On Monday 06 June 2011, James Bottomley wrote:
> I'd say it only makes sense if we do it for all busses ... so USB and
> PCI would have to move too.  Logically, the bus code should move and we
> should be left with the drivers in both of those directories.  I'd also
> say that we don't have to deepen the tree: /bus would be fine.  That
> way, /drivers/<bus> would be only for <bus> specific drivers, with non
> bus specific drivers we just group them by function as now.

A top-level /bus would work for me, and I guess would also address Russell's
concern. Regarding bus-specific drivers, we're gradually moving those out
of the bus specific directories anyway, basically the only bus directory
that really has device driver in it is USB at this point. It makes some
sense to have a bus-specific low-level user space interface driver like
sg or uio in the bus directory, but everything else should really belong
into some other subsystem.

> What about the half busses (like SCSI)?

I think SCSI is a really special case, not just because of its size
of more than twice the code than everything else I would suggest to
move, but also because it contains mostly host drivers but very few
device drivers (sd, sr, osst, st, and sg). In that sense it's more
a class of devices than a bus and fits in the same category as
mmc and ata than a bus like pci or i2c that have a multitude of
device drivers.

> Finally, is there any real point (other than we can do it)?  what is
> actually helped by having the bus code obviously separated from the
> driver code (assuming we sort out what is bus and what is driver)?

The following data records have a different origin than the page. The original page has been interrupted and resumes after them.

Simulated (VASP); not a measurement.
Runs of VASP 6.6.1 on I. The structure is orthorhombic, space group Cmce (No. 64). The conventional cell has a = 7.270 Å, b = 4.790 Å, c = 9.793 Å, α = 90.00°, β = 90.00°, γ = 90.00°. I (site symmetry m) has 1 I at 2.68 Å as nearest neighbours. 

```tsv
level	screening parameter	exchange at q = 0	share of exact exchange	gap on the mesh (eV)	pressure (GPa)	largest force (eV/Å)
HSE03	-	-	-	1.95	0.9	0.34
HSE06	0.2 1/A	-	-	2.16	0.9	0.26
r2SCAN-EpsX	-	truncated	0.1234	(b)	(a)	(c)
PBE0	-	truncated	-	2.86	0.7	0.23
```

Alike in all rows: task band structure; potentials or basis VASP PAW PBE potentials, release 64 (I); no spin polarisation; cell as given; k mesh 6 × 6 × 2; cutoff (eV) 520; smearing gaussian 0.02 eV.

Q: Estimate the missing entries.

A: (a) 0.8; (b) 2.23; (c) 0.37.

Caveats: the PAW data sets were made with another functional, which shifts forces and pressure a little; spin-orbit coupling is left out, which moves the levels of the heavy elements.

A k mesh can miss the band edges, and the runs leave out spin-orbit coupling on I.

Mostly I think the drivers/ subdirectory is getting a bit cluttered with
stuff that doesn't really fit together, and bus drivers are typically
directories with less than five files in them, apart from the few
exceptions that already came up.

This is about to get worse as we introduce new subsystems (e.g. iommu,
irq, clocksource, eeprom, nvram, ...) into which we are moving
code from arch/arm, drivers/char and drivers/misc. Having buses and
drivers in a separate hierarchy would make the drivers directory and
the respective menuconfig list more clearly structured IMHO.